On Sun, 30 Jul 2023 at 22:27, John C Klensin <john-ietf@xxxxxxx> wrote:
* As John Levine more or less pointed out below, getting
encryption right means finding mutual understandings and
understanding what will inevitably be a somewhat delicate
balance.  While, like him, I see the advantages of encryption as
greater than the disadvantages, it seems to me that it is very
much in our interests --and very much in the interest of
preserving access to encryption-- if we recognize that there are
tradeoffs and help people understand them, we are all likely to
be better off in the long term than if we work ourselves into
"encryption good; anyone who questions that is inherently evil
or stupid" positions like a sister organization of ours seems to
be doing.

The core issue with these "tradeoffs" is they are binary. You either have encryption, or you don't. The whole notion that there is a spectrum on which you can choose your place is flawed.

No, they aren't. Cryptography is binary but stopping pedophiles is not.

Before the Apple CSAM scanning blow up, I had been experimenting with a scheme in which a person in an end-to-end encrypted social media system could opt in to scanning of inbound materials from specified parties.

One application for this would be to prevent malicious parties sending materials to incriminate someone. Another would be for use within CSAM police teams. 

I did quite a bit of modelling on this and then the unilateral action by Apple made it all moot because so technology of that type was going to be acceptable. And the legislative moves in the UK are only going to harden opposition.
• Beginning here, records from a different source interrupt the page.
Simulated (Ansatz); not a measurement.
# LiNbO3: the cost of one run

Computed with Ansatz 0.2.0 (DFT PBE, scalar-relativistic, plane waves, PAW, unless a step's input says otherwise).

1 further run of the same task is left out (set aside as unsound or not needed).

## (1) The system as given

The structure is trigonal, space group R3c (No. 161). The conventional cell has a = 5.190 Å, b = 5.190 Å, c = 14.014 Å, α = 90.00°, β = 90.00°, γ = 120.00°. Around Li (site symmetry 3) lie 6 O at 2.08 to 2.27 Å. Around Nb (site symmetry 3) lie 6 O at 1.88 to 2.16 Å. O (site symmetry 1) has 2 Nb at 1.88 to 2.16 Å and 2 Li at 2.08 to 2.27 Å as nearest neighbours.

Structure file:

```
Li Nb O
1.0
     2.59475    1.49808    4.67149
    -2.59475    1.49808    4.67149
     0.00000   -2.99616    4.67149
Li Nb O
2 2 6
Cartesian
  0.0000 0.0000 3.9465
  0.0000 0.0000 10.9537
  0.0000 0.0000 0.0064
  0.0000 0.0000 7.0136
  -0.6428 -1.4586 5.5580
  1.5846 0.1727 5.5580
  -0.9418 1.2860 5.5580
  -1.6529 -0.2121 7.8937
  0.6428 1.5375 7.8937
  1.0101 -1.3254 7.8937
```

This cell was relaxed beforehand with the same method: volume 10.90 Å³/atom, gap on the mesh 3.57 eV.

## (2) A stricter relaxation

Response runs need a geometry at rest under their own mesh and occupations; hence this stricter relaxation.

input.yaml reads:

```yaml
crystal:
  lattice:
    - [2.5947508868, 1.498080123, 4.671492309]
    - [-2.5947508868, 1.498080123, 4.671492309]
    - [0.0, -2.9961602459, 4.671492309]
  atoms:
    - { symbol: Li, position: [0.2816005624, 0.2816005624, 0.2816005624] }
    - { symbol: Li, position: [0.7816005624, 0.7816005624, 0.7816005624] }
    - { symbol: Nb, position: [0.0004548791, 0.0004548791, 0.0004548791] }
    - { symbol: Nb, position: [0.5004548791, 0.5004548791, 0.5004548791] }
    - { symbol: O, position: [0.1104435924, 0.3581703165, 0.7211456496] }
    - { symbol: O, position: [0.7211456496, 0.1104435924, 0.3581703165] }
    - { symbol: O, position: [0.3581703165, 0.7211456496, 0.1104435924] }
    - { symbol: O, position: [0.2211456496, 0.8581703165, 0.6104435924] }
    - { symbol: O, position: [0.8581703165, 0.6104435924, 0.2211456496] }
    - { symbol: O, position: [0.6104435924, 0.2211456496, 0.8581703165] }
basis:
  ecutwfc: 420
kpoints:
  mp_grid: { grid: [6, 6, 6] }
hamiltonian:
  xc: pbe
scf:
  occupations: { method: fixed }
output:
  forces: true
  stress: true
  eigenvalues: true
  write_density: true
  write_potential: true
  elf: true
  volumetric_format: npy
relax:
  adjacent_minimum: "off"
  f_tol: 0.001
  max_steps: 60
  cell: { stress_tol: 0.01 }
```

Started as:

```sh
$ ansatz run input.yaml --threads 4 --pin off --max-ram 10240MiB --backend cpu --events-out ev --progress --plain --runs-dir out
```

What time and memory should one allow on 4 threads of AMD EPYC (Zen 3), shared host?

One of the issues I have is that the scanning services come at a cost and I have long, long experience of 'not-for-profit' entities becoming very profitable for the people running them. I can't even find out what those costs are.

When the discussion is framed in terms of 'Google has lots of money', such issues are easily avoided. But the legislative mandates affect more than just trillion dollar corporations.